Graphic by JIROH

Prayforjapan.jp collects and shares heart-warming tweets from Japan since the earthquake and tsunami. The tweets are translated into different languages. The followings are quoted from the English versions (Note: Japan Style corrected some misinterpretation and grammatical errors based on the original tweets).


When I checked the emergency backpack, there was a message that my dad wrote 40 years ago. “Have sunshine in your heart. Have a song on your lips.” —I will write a message on a new emergency backpack to encourage the people who see.

Last night when I was tired out waiting for the train at the station, the homeless people gave me one of their cardboards to prevent the cold… even though we usually ignore them in daily life… So warm.

From a friend from Chiba— An old man at a place of refuge spilled out “What’s going to happen next?” A young boy, probably in high-school, sitting next to the old man replied, “It’s okay. Hang on for just a little while. When we grow up, I swear we will fix everything back together again.” The boy kept rubbing the old man’s back. A bright future, that’s what’s next!

“Nights were never this dark, and I’ve never realized how beautiful the stars are. Sendai, look up and keep your heads high.”
From conversation overheard at evacuation camp

At messy supermarkets after the earthquake, people simply picked things up from the floor and quietly lined up to pay for their groceries. Inside of a crowded train, an elderly gave his seat to a pregnant mother. People from other countries are left speechless when they encounter similar scenes. These are true stories. Amazing, Japan.

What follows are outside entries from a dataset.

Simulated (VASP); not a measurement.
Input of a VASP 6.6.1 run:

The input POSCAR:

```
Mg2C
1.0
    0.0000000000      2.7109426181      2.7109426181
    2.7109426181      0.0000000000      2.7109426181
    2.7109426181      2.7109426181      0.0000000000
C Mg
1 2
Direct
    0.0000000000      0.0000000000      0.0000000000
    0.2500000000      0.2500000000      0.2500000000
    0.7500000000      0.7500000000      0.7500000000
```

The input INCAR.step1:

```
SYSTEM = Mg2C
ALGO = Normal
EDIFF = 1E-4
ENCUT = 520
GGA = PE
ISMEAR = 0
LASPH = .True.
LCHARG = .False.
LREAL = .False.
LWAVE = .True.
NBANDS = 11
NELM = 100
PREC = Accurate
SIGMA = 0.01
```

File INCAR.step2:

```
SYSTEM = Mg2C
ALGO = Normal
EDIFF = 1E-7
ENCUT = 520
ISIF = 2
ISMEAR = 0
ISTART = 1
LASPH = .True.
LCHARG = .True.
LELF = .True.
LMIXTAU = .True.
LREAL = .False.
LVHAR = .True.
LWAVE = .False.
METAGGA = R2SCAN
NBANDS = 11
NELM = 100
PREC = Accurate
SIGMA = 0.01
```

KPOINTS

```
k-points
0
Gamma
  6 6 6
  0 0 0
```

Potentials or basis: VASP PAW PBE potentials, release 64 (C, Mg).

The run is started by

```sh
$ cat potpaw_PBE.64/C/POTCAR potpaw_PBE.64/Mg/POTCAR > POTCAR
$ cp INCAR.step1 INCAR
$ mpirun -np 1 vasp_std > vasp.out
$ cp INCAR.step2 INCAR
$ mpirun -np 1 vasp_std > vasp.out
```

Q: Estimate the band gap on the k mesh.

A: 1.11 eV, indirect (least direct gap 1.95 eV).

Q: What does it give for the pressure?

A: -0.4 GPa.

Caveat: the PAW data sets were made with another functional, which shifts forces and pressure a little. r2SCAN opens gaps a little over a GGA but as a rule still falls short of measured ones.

Shops at Tokyo Disneyland handed out sweets and candies to the people trapped inside the Park after the earthquake. Several high school girls wearing flashy clothes and makeup came and took more than they needed. “What the…??”  The next minute, I saw them giving out candies to the children in the shelter. It was hard for mothers to move around with small children, and we were so thankful for what they did.

An old man was rescued after being stranded in a house for 42 hours. He smiled at the camera, “I’ve experienced the tsunami from 1960 Great Chilean earthquake. Let’s get back on our feet. I know we can do it.”

Kanji characters (Chinese character used in Japanese writing) for the word DAIJOBU (大丈夫 meaning “don’t worry”or “it’s OK”) consists of three characters, each with the word people (人) in it. Because three people come together in this word, we feel assured when someone says DAIJYOBU.

My five year old son told me today, “Don’t worry mom. Cover your head when the earthquake comes. I will bring you to my grandpa’s place after the earthquake.” His attitude of  trying to protect me with his tiny body made me cry. I never thoughts the kids’ word “don’t worry” means this big. Thank you.

A gentleman from Israel came up to me and said something in Hebrew. I had no idea what he was saying, when a friend of mine, a Palestinian, translated for me what he said. “Is Japan okay? I will be praying very hard.” The two gentlemen, Israeli and Palestinian, were shaking hands with a smile. I was moved to tears.

Tomorrow, my father will be sent to the Fukushima nuclear plant. He will be retiring from his job in six months, and I was near to tears when I heard that he actually volunteered to go. “What we do now will affect the future of nuclear plants. I have a mission to accomplish” he said. I wouldn’t say that he’s been a dependable father at home, but I’ve never felt this proud of him as I do today. We are all praying for his safe return.

I emailed my husband, working for the rescue effort, I thought he should not be having any sleep, “Are you OK? Don’t overwork yourself.” He replied, “Don’t underestimate Japanese Self-Defense Force. When is the time to overwork other than now? Be careful with your words.” They are tough, both physically and mentally.

A child was holding a snack, waiting in the checkout line. It was almost his turn as he was thinking to himself with his eyes on the register. Next minute, I saw him put the money he had into a donation box set next to the cashier. He put the snack back on the shelf where it was and left the store.  “Thank you very much” said the store staff to his back with a slight tremble in his voice.

I saw a child telling a station worker“Thank you very much for keeping the trains running yesterday.” The station worker shed a tear. I broke into moving tears.

I said to the subway worker on duty throughout the night: “It must have been a hard night.” And he replied with a great big smile: “It’s the least I can do!”

My two year old son was putting his shoes on himself saying “I’m going to go arrest the Earthquake!” I realized that inside a tiny body, there is a lot of courage and Justice. Everyone, lets stand strong and get through this.

So busy traffic. Only one car can go across the traffic light per green light, but I was moved to see people drove carefully giving their ways. Some intersections completely stopped for more than 5 minutes, but I didn’t hear any horn sounds except for “Thank you” honks for 10 hours. It is scary but also a heart-warming time. I like Japan even better.